OxBlog

Tuesday, February 25, 2003

# Posted 10:55 PM by Ariel David Adesnik  

NATION BUILDING AND ETHNIC VIOLENCE: Will postwar Iraq descend into a maelstrom of ethnic, communal religious violence? Looking for answers, I came across this article by Ted Gurr, a professor at the University of Maryland.

According to Gurr, ethnic warfare across the globe was a rising trend in the last decades of the Cold War. While the Soviet Union and Yugoslavia both saw multiple ethnic conflicts break out in the last years of their existence, even more ethnic conflicts emerged in southern hemisphere nations unaffected by the Eastern European revolution.

While these outbreaks of violence led numerous pundits to declare that ethnic warfare would be the dominant security issue in the post-Cold War era, the fact is that old conflicts are settling down while fewer new ones are emerging. One trend that bodes well for postwar Iraq is that "The new democracies of Europe, Asia, and Latin America were especially likely to protect and promote minority rights."
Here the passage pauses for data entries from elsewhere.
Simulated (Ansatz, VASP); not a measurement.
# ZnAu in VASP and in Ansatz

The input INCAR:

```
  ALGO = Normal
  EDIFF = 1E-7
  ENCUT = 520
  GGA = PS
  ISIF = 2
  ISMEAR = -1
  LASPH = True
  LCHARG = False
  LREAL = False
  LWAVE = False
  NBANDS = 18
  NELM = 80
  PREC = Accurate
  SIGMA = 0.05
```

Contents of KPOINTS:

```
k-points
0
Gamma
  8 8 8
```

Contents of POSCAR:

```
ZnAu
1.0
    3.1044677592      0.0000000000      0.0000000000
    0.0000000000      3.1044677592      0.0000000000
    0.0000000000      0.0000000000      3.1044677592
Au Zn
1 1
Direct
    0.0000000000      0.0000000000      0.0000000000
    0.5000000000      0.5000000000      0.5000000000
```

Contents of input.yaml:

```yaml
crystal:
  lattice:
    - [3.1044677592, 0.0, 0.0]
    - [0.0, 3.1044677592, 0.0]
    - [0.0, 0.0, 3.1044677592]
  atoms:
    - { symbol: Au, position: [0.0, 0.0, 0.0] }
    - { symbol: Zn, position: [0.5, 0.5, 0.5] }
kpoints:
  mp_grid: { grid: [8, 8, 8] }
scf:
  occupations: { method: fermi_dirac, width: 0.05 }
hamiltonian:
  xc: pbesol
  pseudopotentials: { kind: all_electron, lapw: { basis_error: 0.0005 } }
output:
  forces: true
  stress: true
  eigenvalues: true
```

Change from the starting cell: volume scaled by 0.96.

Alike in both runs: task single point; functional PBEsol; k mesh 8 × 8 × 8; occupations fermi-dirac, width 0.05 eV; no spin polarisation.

If you think about it, that conclusion seems almost self-evident. The ethnic conflicts in Kosovo, Sudan and East Timor were responses to the brutal repression ordered by authoritarian governments. The Chechen conflicts fits into this framework as well, since Russia's democratic facade did not influence its behavior toward the Caucasus.

Well, that's the good news for today. Don't expect much more.